Was this drama orchestrated by a prominent former donor who’s considering a run for statewide office? Other people suspect that Jurich family spokesman Bob Gunnell leaked the email and may have helped in crafting it.
Doesn’t matter now. It was a rude, thoughtless, self-serving distraction that stole limelight away from today’s athletes who faithfully represent the University of Louisville.
BTW, the UofL football team was crushed by Alabama 51-14. Mark Jurich now has a peculiar shame blanket to wear when he returns to see the Cards play football or basketball in his free seats.
Few people cheer for an unappreciative rich guy in free seats. Oh, and can we FINALLY get back to cheering for the current football, basketball, baseball, and all of the other UofL teams?
The Jurich era at the University of Louisville saw unprecedented fundraising and facilities construction and expansion. UofL basketball was #1 on a Forbes list of most valuable college bball teams.
Today UofL is hemorrhaging money and will joyfully sell the Jurich tickets once the severance deal for freebies runs out in several years.
The lawyers who negotiated the Tom Jurich severance package are 100% responsible for not specifying exact seating arrangements for the Jurich family to use or resell.
Premium seats like the Jurich set are still selling well but overall game attendance and ticket sales are falling at universities all across America. Rampant “cut the cord” cable losses reduce TV payouts to schools. The new tax law eliminates the 80% charitable write-off for buying personal seat licenses for games. Suddenly a family or company’s $10,000 PSL is no longer drilled down to $2,000 out-of-pocket.
What do you think is the first to go in a family’s discretionary income bucket? Buh-bye, live sports event. Hello, HD home screen or streaming device.

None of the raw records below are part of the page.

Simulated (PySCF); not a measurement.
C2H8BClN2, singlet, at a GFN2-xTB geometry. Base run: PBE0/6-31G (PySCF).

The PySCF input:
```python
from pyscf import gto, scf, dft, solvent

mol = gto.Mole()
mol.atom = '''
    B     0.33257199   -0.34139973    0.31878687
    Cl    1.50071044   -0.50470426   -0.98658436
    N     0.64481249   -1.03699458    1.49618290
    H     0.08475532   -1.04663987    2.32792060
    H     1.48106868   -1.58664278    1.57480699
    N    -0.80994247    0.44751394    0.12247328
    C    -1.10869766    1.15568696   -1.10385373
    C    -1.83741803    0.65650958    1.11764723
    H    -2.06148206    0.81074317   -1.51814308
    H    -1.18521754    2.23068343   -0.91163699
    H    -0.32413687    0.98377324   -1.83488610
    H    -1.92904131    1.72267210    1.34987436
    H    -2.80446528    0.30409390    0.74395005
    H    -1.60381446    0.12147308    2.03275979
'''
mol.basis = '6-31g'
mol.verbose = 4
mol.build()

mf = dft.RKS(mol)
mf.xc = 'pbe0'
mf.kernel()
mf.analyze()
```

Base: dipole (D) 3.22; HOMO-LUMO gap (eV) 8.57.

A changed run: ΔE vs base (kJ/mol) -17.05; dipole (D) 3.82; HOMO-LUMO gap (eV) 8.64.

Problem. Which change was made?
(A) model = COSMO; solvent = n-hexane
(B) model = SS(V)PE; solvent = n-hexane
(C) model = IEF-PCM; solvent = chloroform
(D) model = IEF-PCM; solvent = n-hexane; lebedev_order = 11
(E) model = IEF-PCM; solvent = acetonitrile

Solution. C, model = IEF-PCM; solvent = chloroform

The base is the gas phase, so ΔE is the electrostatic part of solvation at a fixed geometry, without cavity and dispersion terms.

Old folks are turning away from attending games with rising prices for tickets, parking, and concessions. Millennials seek other entertainment options. Soccer, anyone?
Alumni donations to school foundations are in a freefall.
School revenues may never again reach the levels of the Jurich era. Joining the ACC blasted Louisville into the big time, but even the big schools are struggling with declining revenues.
During that recent UofL heyday, Vince Tyra had to donate nearly a half a million dollars to earn the right to buy the tickets that he still pays for today.
Who sold him that exorbitant ticket package? Mark Jurich, the guy sitting in free seats and complaining about their location.
Who enraged thousands of longtime Cardinal customers by pushing their Freedom Hall lower arena seats up toward the Yum Center rafters so that new donors could jump the line and sit down low?
That would be Mark Jurich, whose UofL income was based on his fundraising abilities.
Twisting a Mark Jurich question from his acerbic email, have you ever considered what UofL fan generosity has done for you?